I have nginx webserver.
I have a rich content site and i found that some malicious bots are trying to crawl my content. I blocked any curl or wget coming to my site like this
if ($http_user_agent ~* (curl|wget)) { return 301 $scheme://www.google.com/; }
but i found that i can access the content if i changed the –user-agent in the curl request like below
curl --user-agent "Googlebot/2.1 (+http://www.google.com/bot.html)" http://example.com/mypage.php OR curl --user-agent "whatever" http://example.com/mypage.php
Any idea how could i block any request generated from curl or wget using Nginx regardless of the fake user-agent that has been sent
Best Answer
User-Agent
User-Agent can always be spoofed. There are other headers you can check, but more clever bots spoof those as well. e.g. Accept, Accept-Language, Connection and some others that are not always used per object type
Cookies
Lesser intelligent bots will not properly accept and send cookies, so you can protect some resources using cookies. This may have privacy implications that you should consider.
Javascript
Some bots are unable to process javascript. You can have a hidden javascript "puzzle" so to speak, that requires the browser compute the answer to a simple random math problem. This will break many API Restful Clients unless you find a clever way to exclude them.
Authentication
If you have resources you want to keep bots away from, then you will need to protect those resources with authentication.
Keep-Alive
If you are certain that everyone hitting your site will support keep-alive; including proxies, then you could block connections that do not support it. Some will find this option unorthadox.

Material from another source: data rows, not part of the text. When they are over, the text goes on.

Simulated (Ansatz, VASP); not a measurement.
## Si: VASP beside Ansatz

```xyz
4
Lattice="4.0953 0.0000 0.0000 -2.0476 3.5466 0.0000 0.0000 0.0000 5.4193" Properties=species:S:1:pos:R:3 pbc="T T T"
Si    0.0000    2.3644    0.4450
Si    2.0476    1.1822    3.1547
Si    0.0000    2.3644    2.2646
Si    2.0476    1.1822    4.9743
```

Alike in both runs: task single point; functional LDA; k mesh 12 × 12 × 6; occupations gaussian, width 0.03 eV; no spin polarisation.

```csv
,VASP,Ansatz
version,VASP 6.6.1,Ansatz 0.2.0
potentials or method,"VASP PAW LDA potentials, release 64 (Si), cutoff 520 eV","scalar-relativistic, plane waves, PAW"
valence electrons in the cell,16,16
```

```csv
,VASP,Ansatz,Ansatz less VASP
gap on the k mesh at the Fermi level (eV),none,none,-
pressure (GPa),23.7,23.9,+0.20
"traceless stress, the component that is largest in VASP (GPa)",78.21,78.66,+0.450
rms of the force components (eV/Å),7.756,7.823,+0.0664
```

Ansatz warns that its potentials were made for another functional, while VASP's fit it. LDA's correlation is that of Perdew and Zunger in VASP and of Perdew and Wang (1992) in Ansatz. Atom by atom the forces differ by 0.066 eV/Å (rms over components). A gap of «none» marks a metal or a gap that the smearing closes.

Obscure options that may also limit browers and/or API clients
I have also found that some bots don't handle TLS1.2+SNI, as they are often using older libraries that do not support TLS1.2 and even less common, SNI. This will limit the ability of your users to hit API's on your site if that is relevant.
I will leave it to you to research how you might test and implement each of those things and which of them may or may not be appropriate. One size does not fit all.